Edy Francis was appointed Chief Financial Officer in August 2007. From December 2003 through August 2007, Mr. Francis was affiliated with the Tel Aviv based office of Brightman Almagor & Co., Certified Public Accountants and a member firm of Deloitte Touche Tohmatsu where his areas of practice included auditing publicly traded companies, auditing internal controls, and preparing tax assessments.

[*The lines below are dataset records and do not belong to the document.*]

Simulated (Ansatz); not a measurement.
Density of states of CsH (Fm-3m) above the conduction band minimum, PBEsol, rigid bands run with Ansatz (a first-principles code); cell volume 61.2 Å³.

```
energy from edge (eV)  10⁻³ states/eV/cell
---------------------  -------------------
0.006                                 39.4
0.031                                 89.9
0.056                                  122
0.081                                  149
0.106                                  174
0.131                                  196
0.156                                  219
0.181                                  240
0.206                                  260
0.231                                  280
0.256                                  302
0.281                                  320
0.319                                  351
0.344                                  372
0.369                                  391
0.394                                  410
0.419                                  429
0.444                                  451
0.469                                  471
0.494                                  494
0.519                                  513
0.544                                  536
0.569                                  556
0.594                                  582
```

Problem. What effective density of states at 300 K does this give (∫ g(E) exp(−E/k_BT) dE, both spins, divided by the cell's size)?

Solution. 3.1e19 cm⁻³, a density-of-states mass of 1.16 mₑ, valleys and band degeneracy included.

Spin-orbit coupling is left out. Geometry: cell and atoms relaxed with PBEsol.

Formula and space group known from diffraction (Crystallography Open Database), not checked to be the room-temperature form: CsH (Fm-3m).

As previously disclosed on a Form 8-K filed on September 17, 2014, Isramco, Inc. and Goodrich Global Ltd. (“Goodrich”), a company owned and controlled by Mr. Haim Tsuff, the Company's Chairman of the Board of Directors and Co-Chief Executive Officer, entered into a Consulting Agreement (the “Consulting Agreement”). Under the Consulting Agreement, the Company will pay to Goodrich $360,000 per annum in installments of $30,000 per month, in addition to reimbursing Goodrich for all reasonable business expenses, including automobile expenses, incurred by Mr. Tsuff in connection with services rendered on behalf of the Company, in exchange for management services performed by Mr. Tsuff as the Company’s Chairman of the Board, President and Co-Chief Executive Officer. The Consulting Agreement had an initial term from June 1, 2014 through May 31, 2017, but automatically extended for an additional three year period. Accordingly, the term of the Consulting Agreement expires on May 31, 2020.
Haim Tsuff has been a director of the Company since January 1996 and the Chairman of the Board of Directors and Chief Executive Officer since May 1996. Mr. Tsuff was also appointed President in 2012. Mr. Tsuff is the sole director and owner of United Kingsway Ltd. and Chairman of YHK General Manager Ltd. (which entity effectively controls Equital Ltd., Jerusalem Oil Exploration Ltd., Naphtha Israel Petroleum Corporation, Ltd., and Naphtha Holding Ltd., which are significant shareholders of the Company) and may be deemed to control the Company. Mr. Tsuff brings to our Board significant experience in international business, including the energy industry and finance.
The preceding descriptions are a summary of certain material terms of the Consulting Agreement and the Employment Agreement, do not purport to be complete, and are qualified in their entirety by reference to the Consulting Agreement, a copy of which is attached as Exhibit 10.1 to the Company’s Current Report on Form 8-K filed on September 17, 2014, and by reference to the Employment Agreement, a copy of which is being filed as Exhibit 10.1 to this Current Report on Form 8-K, and each is incorporated herein by reference.